Hard work kept runners on right path
Five local high schoolers head out of town for state cross country finals
With temperatures expected to be around freezing, the five area athletes running at the state cross country championship meet today will have to do some things they are used to doing: Work hard, persevere, adapt and keep a positive attitude.
Fredonia’s Emily Brown, Josh Johnson and Diego Rey, along with Gowanda’s Lyle Warrior and Silver Creek’s Jaylah Cossin, boarded a chartered bus at Wal-Mart Friday bound for Wayne High School, the Rochester-area site of today’s race.
“It could be an interesting race … I know I’m going to dig out all my cold-weather gear,” Fredonia coach Carol Zirkle said earlier in the week.
The Hillbillies coach said the frigid environment “makes the warmup more critical than normal.”

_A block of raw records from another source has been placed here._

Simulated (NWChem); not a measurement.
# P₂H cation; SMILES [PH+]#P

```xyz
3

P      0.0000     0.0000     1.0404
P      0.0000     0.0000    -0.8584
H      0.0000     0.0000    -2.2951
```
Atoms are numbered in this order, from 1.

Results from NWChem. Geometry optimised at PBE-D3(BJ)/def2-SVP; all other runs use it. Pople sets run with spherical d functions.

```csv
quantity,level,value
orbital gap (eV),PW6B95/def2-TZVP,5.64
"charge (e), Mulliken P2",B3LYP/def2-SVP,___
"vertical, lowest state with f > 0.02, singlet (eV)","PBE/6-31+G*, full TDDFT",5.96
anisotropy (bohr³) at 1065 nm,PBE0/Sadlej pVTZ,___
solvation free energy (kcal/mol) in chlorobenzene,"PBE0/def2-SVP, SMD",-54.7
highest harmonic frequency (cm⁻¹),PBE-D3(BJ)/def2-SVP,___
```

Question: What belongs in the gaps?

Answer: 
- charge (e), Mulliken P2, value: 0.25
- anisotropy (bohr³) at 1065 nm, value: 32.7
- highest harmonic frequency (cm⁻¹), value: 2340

“Getting out there for extra time and getting the body prepared to race in the temperature will be tough on them, but critical,” she said. “It’s just going to make it logistically more challenging but we know what needs to be done. We’ve had cross country races we’ve had to worry about heat index, this is the first one we’ve had to worry about wind chill index.”Zirkle concluded, “I know I’m going to get 100 percent effort (from the runners) when they step on the course, and they’re going to run well.”
That’s the sort of thing she’s used to from Brown, Johnson and Rey.
“Emily is the hardest worker I’ve ever coached,” the Fredonia coach said of Brown, a sophomore, who is making her second trip to states. “She gives 100 percent every day. She is very much into the sport of cross country, she looks up information all the time. She knows all of the runners in the state, their times, the schools they’re from … she knows different race strategies.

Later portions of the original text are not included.